I once lived in an apartment in Europe where the copper piping had allegedly been sabotaged by a rogue plumbing company. I came home one day to find water gushing out the front door. My neighbour had an insurance excess of $50,000.

Did the last government damage our pipes?

Reader, as you know, we mainly report on global opportunities. We find broader industries and deeper growth prospects offshore.

But I’m also a believer in buying when it is dark. Right now, in New Zealand it is very dark and that could present opportunity. Particularly, as help is on the way.

The tax cuts announced last week will incentivise people and businesses to work and produce a bit more — though they didn’t go nearly far enough to redress inflation.

Public-service cuts will reduce government profligacy. They will allow redeployment in more efficient private enterprise.

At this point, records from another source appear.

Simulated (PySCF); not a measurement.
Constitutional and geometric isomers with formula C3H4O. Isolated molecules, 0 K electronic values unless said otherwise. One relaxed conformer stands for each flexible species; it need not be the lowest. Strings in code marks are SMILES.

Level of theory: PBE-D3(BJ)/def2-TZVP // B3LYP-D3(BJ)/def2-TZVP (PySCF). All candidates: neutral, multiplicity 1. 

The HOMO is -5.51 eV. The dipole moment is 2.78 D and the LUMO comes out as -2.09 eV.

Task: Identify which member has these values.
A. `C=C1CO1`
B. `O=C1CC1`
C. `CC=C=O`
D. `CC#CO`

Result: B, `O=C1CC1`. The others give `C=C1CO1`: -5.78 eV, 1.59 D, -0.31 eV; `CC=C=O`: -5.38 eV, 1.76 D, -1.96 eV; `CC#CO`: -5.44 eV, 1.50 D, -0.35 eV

All this should be somewhat deflationary. That presents the option for interest rates to fall and property values to restore.

 

Remuera, Auckland. Source: Wikimedia Commons

 

In 1998, I graduated from Auckland University. Thanks to my investing and business activities while studying, I also came out with a house deposit. Not a bad result for a country boy from Hawera.

After graduating, I was flatting in an old villa in Remuera. The weatherboards were rotten through. The place was falling apart.

Within a year, I was ready to buy my first home. There were two options:

  • $200,000 house in Royal Oak (a less prestigious suburb). CV today: $1,280,000.
  • $420,000 house in Remuera. CV today: $2,375,000.

Both were old bungalows and needed work. By CVs, the Royal Oak property increased 640%. The Remuera one 565%. (Though it needs to be said that both are unlikely to sell for their CVs in today’s market. In fact, one is priced 16% below).

Remuera would have involved a very challenging mortgage. So I bought Royal Oak and invested surplus equity in stocks instead. Fortunately, these outperformed the property market and more than made up for the difference.

The point is, back then, there was value on the table, both in property and equity markets. And contrary to popular belief, both offered reasonable leverage possibility of 50% to 80%.

Well, Auckland property has now fallen 20.13% from the peak of the market in November 2021 through to March 2024.

Over the same period, the NZX 50 has fallen 8%. But listed property has fallen further.